To: Crocodile who wrote (7993)6/19/2004 10:43:10 AM
From: Mike Buckley  Respond to of 21647
 
There's definitely something very sensory-rich going on in Michal's steet photos

Absolutely! Every time I look at them, I think to myself, "This is not just really good product of someone I communicate with online. This is the work of an unusually talented artist that merits public attention."

--Mike Buckley



To: Crocodile who wrote (7993)6/19/2004 11:19:26 AM
From: Done, gone.  Respond to of 21647
 
Interesting that you should bring up b&w vs. color. You're going to laugh: once upon a time I swore up and down I'd NEVER do color. (My gal will of course never let me forget it. <g>) Why did I think that? I simply didn't understand color back then, at all. I believed that b&w strips off the surface, allowing the viewer more access to the actual "moment" underneath. I was dead wrong, and am now inclined to think good color photography in fact underlines the "moment," making it stronger. If/when one is aware of how color impacts us, of course, and uses it "correctly."
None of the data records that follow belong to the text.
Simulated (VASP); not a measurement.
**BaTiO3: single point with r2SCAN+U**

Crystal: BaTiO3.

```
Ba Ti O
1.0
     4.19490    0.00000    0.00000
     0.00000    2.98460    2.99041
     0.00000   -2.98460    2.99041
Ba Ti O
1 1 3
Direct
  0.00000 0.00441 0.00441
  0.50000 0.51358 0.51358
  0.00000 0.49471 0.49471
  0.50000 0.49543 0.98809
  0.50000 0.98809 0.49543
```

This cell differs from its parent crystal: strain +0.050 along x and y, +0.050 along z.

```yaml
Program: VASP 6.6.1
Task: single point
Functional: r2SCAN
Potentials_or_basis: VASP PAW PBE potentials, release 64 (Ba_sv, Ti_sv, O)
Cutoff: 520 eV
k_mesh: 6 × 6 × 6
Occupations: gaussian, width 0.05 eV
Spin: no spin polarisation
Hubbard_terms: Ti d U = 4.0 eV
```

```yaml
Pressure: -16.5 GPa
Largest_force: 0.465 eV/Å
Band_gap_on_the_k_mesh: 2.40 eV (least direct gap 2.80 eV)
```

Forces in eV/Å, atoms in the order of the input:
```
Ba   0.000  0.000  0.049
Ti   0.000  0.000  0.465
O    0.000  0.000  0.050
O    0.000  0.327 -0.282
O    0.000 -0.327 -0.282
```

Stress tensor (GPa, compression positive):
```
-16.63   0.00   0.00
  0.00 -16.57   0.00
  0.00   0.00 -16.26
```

I changed my mind on this matter when I started making theater photos, and was therefore forced to make color images as well as b&w ones of the same scene. As much as I hated to admit this to myself back then, the color ones were consistently stronger than the b&w ones. I therefore had no choice but to toss my dumb preconceptions.

I still love b&w photography as such, but only turn my own into b&w when clients demand it, or when the moment simply doesn't work in color and I'm dying to make it a keeper. Happens very rarely these days.